In March 2010, the National Jazz Museum in Harlem presents public programming that brings jazz fans closer to artists-emerging to living masters-that embody the art form that defines America to itself and to the world.
Our live performance series, Harlem in the Himalayas, features three forward-thinking musical leaders grounded in the lessons of their forebears, yet who are only bound by the limits of their imaginations. Come see the boundless future their music beholds at the Rubin Museum of Art.
Come engage in conversation with Terry Teachout, author of a celebrated new bio of Louis Armstrong, at Jazz for Curious Readers, and find out details on the controversial 2009 Wall Street Journal article in which he lamented the declining audience for jazz.
Harlem Speaks, our flagship series, features recent NEA Jazz Master awardee Kenny Barron and trombonist Dick Griffin, whose career encompasses all from mainstream jazz to the avant-garde.
Art Blakey, the drum master who led one of the premier jazz ensembles of the 20th century, is the sole focus of our month long Jazz for Curious Listeners (JCL) series and a special Saturday panel discussion. Museum co-director Christian McBride will lead two of the free JCL sessions, and will spearhead a tribute to Herbie Hancock at Stanford University in California as well.

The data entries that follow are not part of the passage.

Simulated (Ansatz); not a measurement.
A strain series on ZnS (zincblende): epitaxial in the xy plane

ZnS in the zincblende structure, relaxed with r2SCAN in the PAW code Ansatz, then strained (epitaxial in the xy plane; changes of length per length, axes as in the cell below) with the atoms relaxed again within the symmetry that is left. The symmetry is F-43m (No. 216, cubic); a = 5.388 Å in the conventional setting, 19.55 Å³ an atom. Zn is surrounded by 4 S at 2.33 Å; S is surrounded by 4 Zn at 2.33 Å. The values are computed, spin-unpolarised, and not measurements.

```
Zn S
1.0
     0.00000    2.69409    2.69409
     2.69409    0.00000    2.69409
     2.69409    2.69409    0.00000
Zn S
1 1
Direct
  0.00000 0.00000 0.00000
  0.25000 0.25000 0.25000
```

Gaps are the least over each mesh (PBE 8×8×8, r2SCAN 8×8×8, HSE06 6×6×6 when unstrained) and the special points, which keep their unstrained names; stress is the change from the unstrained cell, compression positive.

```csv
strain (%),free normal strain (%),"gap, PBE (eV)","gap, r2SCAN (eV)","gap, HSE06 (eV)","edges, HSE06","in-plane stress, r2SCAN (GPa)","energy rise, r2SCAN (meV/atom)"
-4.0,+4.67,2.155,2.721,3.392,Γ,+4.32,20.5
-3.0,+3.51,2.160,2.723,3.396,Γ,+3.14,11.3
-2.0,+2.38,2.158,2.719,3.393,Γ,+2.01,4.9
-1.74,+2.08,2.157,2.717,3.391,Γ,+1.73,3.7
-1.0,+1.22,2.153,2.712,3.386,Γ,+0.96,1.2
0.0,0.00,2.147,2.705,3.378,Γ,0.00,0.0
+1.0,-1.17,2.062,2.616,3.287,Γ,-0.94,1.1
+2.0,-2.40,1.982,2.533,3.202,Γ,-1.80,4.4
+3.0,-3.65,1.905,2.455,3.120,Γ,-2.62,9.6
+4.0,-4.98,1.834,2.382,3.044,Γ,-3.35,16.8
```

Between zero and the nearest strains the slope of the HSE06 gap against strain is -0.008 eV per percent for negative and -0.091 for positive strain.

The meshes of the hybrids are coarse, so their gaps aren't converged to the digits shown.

Come to listen, learn, engage and swing!
Tuesday, March 2, 2010
Jazz for Curious Listeners The Big Beat: Art Blakey
7:00 - 8:30pm
Location: NJMH Visitors Center
(104 E. 126th Street, Suite 2C)
FREE | For more information: 212-348-8300
Art Blakey is undoubtedly one of the most influential and beloved percussionists and band leaders in the history of the music called jazz, his signature rolls and bandstand power accentuating the bandstands of countless groups as a sideman, and as leader of Art Blakey and the Jazz Messengers.
The Jazz Messengers was a major incubator for young talent. A list of the band's alumni is a who's who of straight-ahead jazz from the '50s on - Lee Morgan, Wayne Shorter, Freddie Hubbard, Johnny Griffin, Jackie McLean, Donald Byrd, Bobby Timmons, Cedar Walton, Benny Golson, Joanne Brackeen, Billy Harper, Valery Ponomarev, Bill Pierce, Branford Marsalis, James Williams, and Chuck Mangione, to name only a few. In the '80s, precocious graduates of Blakey's School for Swing would continue to number among the movers and shakers in jazz, foremost among them trumpeter Wynton Marsalis, who became the most visible symbol of the '80s jazz mainstream; through him, Blakey's swingin' ideals came to dominate the public's perception of the music. At the time of Blakey's death in 1990, the Messenger aesthetic dominated jazz, and Blakey himself had arguably become the most influential jazz musician of the past 20 years.
Monday, March 8, 2010
Jazz for Curious ReadersTerry Teachout
7:00 - 8:30pm
Location: NJMH Visitors Center
(104 E. 126th Street, Suite 2C)
FREE | For more information: 212-348-8300
Terry Teachout is a critic, biographer, blogger, and drama critic of The Wall Street Journal, the music critic of Commentary, and the author of Sightings, a column about the arts in America that appears biweekly in the Saturday Wall Street Journal.
And most significantly for tonight, Mr. Teachout is the author of the acclaimed new biography of the Father of Jazz: Pops: A Life of Louis Armstrong.
He blogs at About Last Night along with Chicago-based critic Laura Demanski (who writes under the name "Our Girl in Chicago"), contributes a weekly book-review column and a monthly videoblog to Contentions, the Commentary blog, and has written about the arts for many other magazines and newspapers, including the New York Times and National Review.
Teachout grew up in Sikeston, Missouri. He attended St. John's College in Annapolis, Maryland; William Jewell College in Liberty, Missouri, where he received his B.S. in music journalism; and the University of Illinois at Urbana-Champaign. He lived in Kansas City from 1975 to 1983, working as a jazz bassist and a music critic for the Kansas City Star. He moved to New York City in 1985, working as an editor at Harper's Magazine (1985-87) and an editorial writer for the New York Daily News (1987-93) and as the News' classical music and dance critic (1993-2000). In 2004 he was appointed by President Bush to the National Council on the Arts, the advisory and review panel of the National Endowment for the Arts.